As you focus each day on succeeding at the task in hand that will add value to your organisation alone, I’m paid to start my day from a basic premise of ’I don’t know anything’ and ask you the questions that matter.

The ability to acknowledge that no one person has all the answers, asking the right questions, then summarising and applying the resulting information are not just the most potent weapons in a journalist’s skillset. They’re invaluable to business leaders too.

But it’s difficult to find a business that is willing to publicly acknowledge it has plenty to learn and room to improve. And it is even more difficult to find an organisation willing to share openly either its challenges or the wealth of insight discovered by those brave enough to ask the questions. So I applaud Heineken, O2 and Aviva for collaborating in the past 12 months on improving their marketing capability.
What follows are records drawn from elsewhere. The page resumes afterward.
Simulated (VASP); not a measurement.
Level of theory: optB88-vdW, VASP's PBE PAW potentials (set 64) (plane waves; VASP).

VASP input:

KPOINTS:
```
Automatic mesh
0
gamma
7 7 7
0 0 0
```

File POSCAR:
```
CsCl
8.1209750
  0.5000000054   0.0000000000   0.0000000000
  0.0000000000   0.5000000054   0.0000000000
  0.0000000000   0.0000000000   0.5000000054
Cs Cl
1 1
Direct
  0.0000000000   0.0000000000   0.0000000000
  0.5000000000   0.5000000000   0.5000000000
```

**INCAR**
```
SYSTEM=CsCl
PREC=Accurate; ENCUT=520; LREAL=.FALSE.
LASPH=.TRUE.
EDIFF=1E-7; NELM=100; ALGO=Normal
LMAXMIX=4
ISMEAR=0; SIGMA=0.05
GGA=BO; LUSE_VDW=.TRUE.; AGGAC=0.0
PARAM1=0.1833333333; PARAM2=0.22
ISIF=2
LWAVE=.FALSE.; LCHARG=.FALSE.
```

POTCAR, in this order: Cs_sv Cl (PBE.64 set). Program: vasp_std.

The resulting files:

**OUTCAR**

It’s incredibly refreshing to see three non-competing brands of this size meeting regularly to share experiences, challenges and solutions to see if they can benefit not just one another but marketing capability across the industry.

Gaining the benefits requires each one to be open, honest and willing to share. All three say it’s worth it. Now they are looking to open the collaborative community to more brands. Basically, they’re giving themselves the chance to enjoy ’the editor’s view’.

It’s worth noting where this collaboration was born. Michelle Keaney, head of marketing capability at Heineken UK, was one of last year’s scholars at the Marketing Academy run by the Marketing Hall of Legends and sponsored by Marketing Week. Keaney says the collaboration actually emerged from conversations had by marketers from each brand directly involved in the Marketing Academy. I’m not surprised.

I spent all of Monday with the 28 scholars on this year’s programme. All of them were as intelligent and hungry to learn as Keaney and co and just as willing to share. They obviously benefit from the world-class business leaders the Marketing Academy puts in front of them as mentors, but they also recognise the opportunity to develop their skills in conjunction with one another.